Building the Garden

Following permaculture principles, we decided not to disturb the existing soil life and instead sheet mulched the 2000 square foot garden.  We also wanted it to reflect patterns found in nature and found instructions for building a mandala garden in a simple permaculture projects book [1]. We repeated the pattern 7 times to create 61 symmetrical garden beds. 

To build it, we first collected several truckloads of cardboard from local retail stores. They tend to have a large amount around, especially on delivery days. We then laid the cardboard over a mowed field, overlapping the edges by a few inches. Next, we covered all of the cardboard with 6-8 inches of mulch. Lucky for us, there is a local family-owned greenhouse and nursery 2.5 miles from the farm that sells bulk landscaping materials. So, we rented a dump trailer for a week and hauled  and spread the mulch ourselves - 24 cubic yards of it!  A very timely rainstorm thoroughly soaked the mulch and cardboard, saving us the effort of watering it before adding the top layer of soil, an additional 27 cubic yards of compost.

Once we had the garden materials in place, we built the beds by marking symmetrical circles using a flour sifter and raking the soil into 1-meter diameter circles that are each 1.8 meters apart from each other.  Each mound is about 12 inches deep with carved swales around the circumference to capture and conserve water. Lastly, we connected the outer circles in a repeated pattern to make longer garden beds and increase the gardening area.

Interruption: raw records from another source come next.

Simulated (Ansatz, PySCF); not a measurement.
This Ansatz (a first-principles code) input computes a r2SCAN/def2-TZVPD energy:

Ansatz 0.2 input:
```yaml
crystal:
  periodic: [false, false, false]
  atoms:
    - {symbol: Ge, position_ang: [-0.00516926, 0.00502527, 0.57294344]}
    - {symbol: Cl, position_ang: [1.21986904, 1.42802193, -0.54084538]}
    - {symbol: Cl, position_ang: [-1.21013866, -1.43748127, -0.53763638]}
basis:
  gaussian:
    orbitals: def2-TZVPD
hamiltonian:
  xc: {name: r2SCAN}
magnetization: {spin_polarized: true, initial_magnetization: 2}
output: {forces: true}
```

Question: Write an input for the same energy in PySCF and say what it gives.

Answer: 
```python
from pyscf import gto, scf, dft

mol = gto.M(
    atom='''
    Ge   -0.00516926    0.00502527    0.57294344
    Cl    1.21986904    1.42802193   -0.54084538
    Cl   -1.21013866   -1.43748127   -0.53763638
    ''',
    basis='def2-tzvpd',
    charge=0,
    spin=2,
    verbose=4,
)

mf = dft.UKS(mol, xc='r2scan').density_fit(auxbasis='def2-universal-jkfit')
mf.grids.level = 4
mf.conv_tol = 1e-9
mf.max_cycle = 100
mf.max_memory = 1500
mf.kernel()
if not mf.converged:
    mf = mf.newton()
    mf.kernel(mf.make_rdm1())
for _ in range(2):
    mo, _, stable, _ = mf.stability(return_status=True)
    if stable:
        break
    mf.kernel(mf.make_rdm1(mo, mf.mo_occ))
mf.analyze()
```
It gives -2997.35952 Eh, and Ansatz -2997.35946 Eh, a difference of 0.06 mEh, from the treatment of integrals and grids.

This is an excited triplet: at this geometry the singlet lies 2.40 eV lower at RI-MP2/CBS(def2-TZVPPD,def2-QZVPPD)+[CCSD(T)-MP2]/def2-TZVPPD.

The design allows us to conserve resources through thoughtful garden bed construction, which in turn reduces the amount of labor and other resources required to maintain it. It also allows for easy access to all of the garden beds without stepping in them, and allows us to create various environments that more effectively provide for different plants' needs.

[1] Getting Started in Permaculture, by Ross and Jenny Mars, 2007.